Bamboo walls, palm frond roof, mosquito net draped romantically around the bed. Quiet sunset from any one of the many restaurants overlooking the sailing boats moored in the harbour, the silhouette of the rugged islands a stark contrast to the soft water.
We have arrived in Labuan Bajo at the far western end of Flores Island and it really is beautiful. The large population of young backpackers would be basking in the dream described above. We are too, but with another dimension. Spilt drinks, mediating arguments over the hammock (as the sun sets), “When can we get an ice-cream?”, “I’m STARVING!”
Arriving in a new place and walking and walking until I am lost and my feet are sore has always been a treasured travel experience of mine, a way of getting a feel for a city and finding hidden pockets that might otherwise be missed. To state the obvious, travelling with children is different in every way to travelling solo. Less than 15 minutes down the main street of Labuan Bajo and half of our party is hot and sweaty and their legs are tired and they can’t possibly go on without a Sprite.
I know – they ARE hot and sweaty, and their experience of hot and sweaty has just broken new bounds, AND they’re expected to walk down a dusty street where everyone’s staring and wanting to rub their cheeks. It must be uncomfortable for them. It slows us down.
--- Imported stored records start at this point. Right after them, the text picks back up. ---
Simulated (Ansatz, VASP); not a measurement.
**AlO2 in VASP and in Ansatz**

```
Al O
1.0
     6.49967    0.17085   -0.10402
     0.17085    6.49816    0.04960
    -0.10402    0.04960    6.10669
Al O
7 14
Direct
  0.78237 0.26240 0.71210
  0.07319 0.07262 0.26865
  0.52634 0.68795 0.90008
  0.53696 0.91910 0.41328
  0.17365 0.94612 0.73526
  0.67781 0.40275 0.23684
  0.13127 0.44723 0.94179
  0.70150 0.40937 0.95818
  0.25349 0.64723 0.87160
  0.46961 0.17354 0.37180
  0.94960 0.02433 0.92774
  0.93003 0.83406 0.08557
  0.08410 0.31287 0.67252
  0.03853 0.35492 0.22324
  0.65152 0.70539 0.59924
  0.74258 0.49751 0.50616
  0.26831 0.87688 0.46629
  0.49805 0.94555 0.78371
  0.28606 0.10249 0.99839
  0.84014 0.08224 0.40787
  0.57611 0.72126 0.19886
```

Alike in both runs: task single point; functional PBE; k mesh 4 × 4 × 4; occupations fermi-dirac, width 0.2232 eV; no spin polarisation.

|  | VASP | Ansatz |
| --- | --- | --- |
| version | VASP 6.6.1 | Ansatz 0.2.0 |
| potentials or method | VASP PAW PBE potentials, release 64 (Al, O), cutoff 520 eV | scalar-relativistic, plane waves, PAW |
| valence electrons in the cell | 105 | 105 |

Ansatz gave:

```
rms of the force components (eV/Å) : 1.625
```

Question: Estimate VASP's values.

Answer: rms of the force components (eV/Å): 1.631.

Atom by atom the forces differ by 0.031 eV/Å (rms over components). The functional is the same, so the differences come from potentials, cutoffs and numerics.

And in our slowed progress we happen upon a magnificently coloured bird in a cage, hanging from the eaves of a rickety building tucked down an alleyway. Ellie hears it and follows the sound, whistling to it in response (our little bird whisperer). The poor thing has only one eye and one foot, but a rainbow of plumage. In our slowness, we spend the next 10 minutes listening to this funny old bird mimick sounds we make and other electronic and animal noises it already knows. We take photos of it to send to our birder friend to see if we can identify it and we play it ringtones from my phone to see which ones it likes and will repeat back to us.
A treasured travel experience.
Their perspective gives me a different perspective too. Entering the brand spanking new Labuan Bajo airport with its arena-like arrivals hall, shiny cream tiles on every surface and flushing porcelain toilets (always have to check out the loos!) the girls were in awe. “I haven’t seen a big open quiet space for ages.” “We haven’t seen a flushing toilet for AGES!” (a week is a long time in the life of a five year old!). Certainly no amount of excitement in a 40 year old can equal the exquisite fear of an 8 year old at being merely meters from 5 mature Komodo Dragons! “Oh hold my hand Dad. Do I go closer or do I hide behind you? I really want to have a better look but far out they’re so big and scary and RIGHT THERE!” And the squeals of unbridled delight (clearly distinguishable through a snorkel) at the schools of tropical fish off the reef. “This is so ace this is so ace this is so ace!” – still audible through the snorkel. Their ability to unwittingly entertain, in addition to giving me an altered view, is priceless. “Look Ellie,” cried Zoe with excitement. “That’s where the annoying music comes from, that green ball over there” as she pointed to the mosque from which the Call to Prayer blasted through the town.
It takes a frustratingly long time to tend to the logistics of travelling here – a frustration that can be exacerbated by feeling the pressure of keeping 3 little dependants happy. As it turns out, they don’t even notice the fact they’ve been hanging around the hotel all afternoon, they’re off riding grass broomsticks around the garden paths and making bougainvillea parachutes. Bless them.
It really is an experience to treasure, travelling with our children.